10. Mr Faerovich agreed to, and did, purchase 10.5% of Miral’s shares for EUR 5 million in order to fund the licence, design, planning and (some construction) costs of the Hotel project. In 2012 Mr Canik informed Mr Faerovich that the design, planning and licence stages had been completed and that construction was ready to begin, but that he had not been able to obtain funding for this construction from Turkish banks because of regulations that restricted loans for construction projects on government-owned land where the lease period was less than 20 years. Mr Canik asked Mr Faerovich if he could find another investor who would provide a loan to fund the first part of the construction costs. Mr Faerovich proposed Mikhail Palshin whom he had known for many years from joint work in the field of foreign trade. Mr Faerovich introduced Mr Canik to Mr Palshin. The two of them then entered into negotiations about Mr Palshin providing funding for the Hotel project from about mid-May until early June 2012, which involved several meetings in Moscow and Antalya in which Mr Canik stated that if Mr Palshin provided the funding for the first stage of the construction costs he (Mr Canik) would look for other sources of funding to complete the construction.

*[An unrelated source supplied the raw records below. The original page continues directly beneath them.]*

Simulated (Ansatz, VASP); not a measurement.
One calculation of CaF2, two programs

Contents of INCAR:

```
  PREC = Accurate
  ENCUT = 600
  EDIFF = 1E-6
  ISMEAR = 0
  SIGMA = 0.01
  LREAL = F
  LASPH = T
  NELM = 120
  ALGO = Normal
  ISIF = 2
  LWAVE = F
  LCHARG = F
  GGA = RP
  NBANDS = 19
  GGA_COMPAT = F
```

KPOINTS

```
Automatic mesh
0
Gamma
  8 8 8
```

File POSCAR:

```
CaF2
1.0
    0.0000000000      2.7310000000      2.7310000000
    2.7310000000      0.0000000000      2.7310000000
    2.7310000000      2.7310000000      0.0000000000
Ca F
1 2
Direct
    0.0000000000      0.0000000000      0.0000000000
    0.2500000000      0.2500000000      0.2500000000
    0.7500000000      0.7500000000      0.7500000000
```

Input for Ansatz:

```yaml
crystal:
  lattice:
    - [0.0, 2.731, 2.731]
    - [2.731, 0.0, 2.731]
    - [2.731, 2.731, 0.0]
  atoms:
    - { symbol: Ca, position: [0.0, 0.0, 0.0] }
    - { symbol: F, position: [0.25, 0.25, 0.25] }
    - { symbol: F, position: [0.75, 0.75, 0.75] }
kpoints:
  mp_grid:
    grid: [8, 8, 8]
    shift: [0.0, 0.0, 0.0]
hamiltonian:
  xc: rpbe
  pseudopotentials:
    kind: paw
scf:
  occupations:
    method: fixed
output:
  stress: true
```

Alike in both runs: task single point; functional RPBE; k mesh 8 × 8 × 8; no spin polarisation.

11. These negotiations resulted in an agreement under which Mr Palshin agreed to provide funding of US$ 12 million for the construction costs in the form of a loan from Rodiston, a company that he owned as explained in paragraph 4 above.
12. Rodiston agreed to loan Vertia US$ 12,630,000 (“the First Loan”) , which was to be used “for general corporate purposes, in particular for the needs of the hotel business development project of [Vertia]: see clauses 2, 3 and 4.
Interest would be payable on the First Loan at the rate of 8% per annum: see clause 16.
The First Loan and interest would be repaid by Vertia on 1 st August 2014: see clauses 2, 12 and 18.
Mr Canik and Miral agreed (jointly and severally) to guarantee Vertia’s obligations to Rodiston under the First Loan Agreement: see clause 5.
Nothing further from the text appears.